Take a look at this map.
It’s not pretty, is it? (And I love maps, so that’s saying something.)
Anywhere you see a nation that isn’t green, that’s somewhere that people like me are basically illegal. People like me get killed.
Let’s not be too complacent about the green places, either. I could tell you about the places I’ve been in the United States where I’ve heard the cat calls and threats, directed at me or at other people. Friends of mine, sometimes. Or complete strangers. But mostly, people like me.
Still, I can stay where I am and be, relatively speaking, safe enough. People who live in those orange and red countries, or that big bruise-colored one and the like, may not have the luxury of pulling up stakes and moving.
So, you know, they fake it or die. And faking it, if you ask me (not that you did, but hey, you’re here, so you must be at least a little curious what I think—heaven knows why), is a kind of death in itself.

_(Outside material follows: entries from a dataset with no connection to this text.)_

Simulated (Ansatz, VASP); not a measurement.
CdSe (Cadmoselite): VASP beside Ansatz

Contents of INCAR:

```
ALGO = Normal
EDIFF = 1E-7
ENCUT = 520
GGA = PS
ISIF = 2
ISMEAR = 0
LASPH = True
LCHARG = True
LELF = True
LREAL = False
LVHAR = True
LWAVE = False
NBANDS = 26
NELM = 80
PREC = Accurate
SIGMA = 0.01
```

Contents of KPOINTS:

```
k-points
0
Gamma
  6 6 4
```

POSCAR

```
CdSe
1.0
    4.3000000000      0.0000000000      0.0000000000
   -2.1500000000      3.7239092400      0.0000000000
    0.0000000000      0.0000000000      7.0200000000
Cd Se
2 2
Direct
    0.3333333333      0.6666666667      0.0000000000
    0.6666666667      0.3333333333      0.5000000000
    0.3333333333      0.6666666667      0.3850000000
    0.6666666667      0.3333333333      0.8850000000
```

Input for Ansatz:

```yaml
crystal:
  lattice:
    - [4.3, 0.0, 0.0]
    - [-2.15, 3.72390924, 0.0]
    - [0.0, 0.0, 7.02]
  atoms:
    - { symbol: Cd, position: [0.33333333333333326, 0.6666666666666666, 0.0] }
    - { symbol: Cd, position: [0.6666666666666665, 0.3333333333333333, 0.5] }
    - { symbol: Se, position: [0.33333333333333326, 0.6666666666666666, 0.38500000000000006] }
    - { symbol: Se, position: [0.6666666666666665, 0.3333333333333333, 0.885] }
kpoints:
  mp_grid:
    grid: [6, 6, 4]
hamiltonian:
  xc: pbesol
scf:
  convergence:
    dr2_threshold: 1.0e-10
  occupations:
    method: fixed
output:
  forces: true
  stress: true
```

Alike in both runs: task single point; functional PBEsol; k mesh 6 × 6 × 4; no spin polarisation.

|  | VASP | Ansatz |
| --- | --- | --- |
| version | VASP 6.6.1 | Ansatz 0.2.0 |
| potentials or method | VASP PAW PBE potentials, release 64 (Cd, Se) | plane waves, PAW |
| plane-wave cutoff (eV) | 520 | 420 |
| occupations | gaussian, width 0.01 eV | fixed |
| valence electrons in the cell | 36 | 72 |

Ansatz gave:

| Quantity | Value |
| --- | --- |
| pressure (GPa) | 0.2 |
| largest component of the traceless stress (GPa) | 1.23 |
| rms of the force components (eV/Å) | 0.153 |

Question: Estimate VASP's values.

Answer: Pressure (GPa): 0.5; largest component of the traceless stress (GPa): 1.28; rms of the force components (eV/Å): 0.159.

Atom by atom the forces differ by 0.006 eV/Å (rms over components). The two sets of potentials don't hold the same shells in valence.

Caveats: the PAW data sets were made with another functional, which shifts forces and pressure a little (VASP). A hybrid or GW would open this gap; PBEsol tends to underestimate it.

So you’ll excuse me if I don’t share your enthusiasm about your country’s hockey medal. When people say that things like someone else coming out don’t matter, or that a law in Uganda is none of our business, showing up to or watching a massive quadrennial sporting event (or not) hosted by a country whose leader is throwing queers under the bus to distract from massive corruption and a collapsing economy doesn’t matter, I have to say, yeah.
It does matter.
(And for the person who will inevitably say, “Yes, but a) the United States is guilty of equally heinous atrocities abroad” or b) “there are 17 states in the U.S. where it’s hell being queer so hypocrisy” or c) insert ad hominem “yes but” argument here, let me just cut to the chase and say hooey. Those things are awful, yes, and your bringing them up does nothing to negate the original position. Try harder. Better yet, try telling that to the one who was burned to death by a mob in Nigeria. Or the one who got trampled in Russia, or the transwoman gunned down in D.C.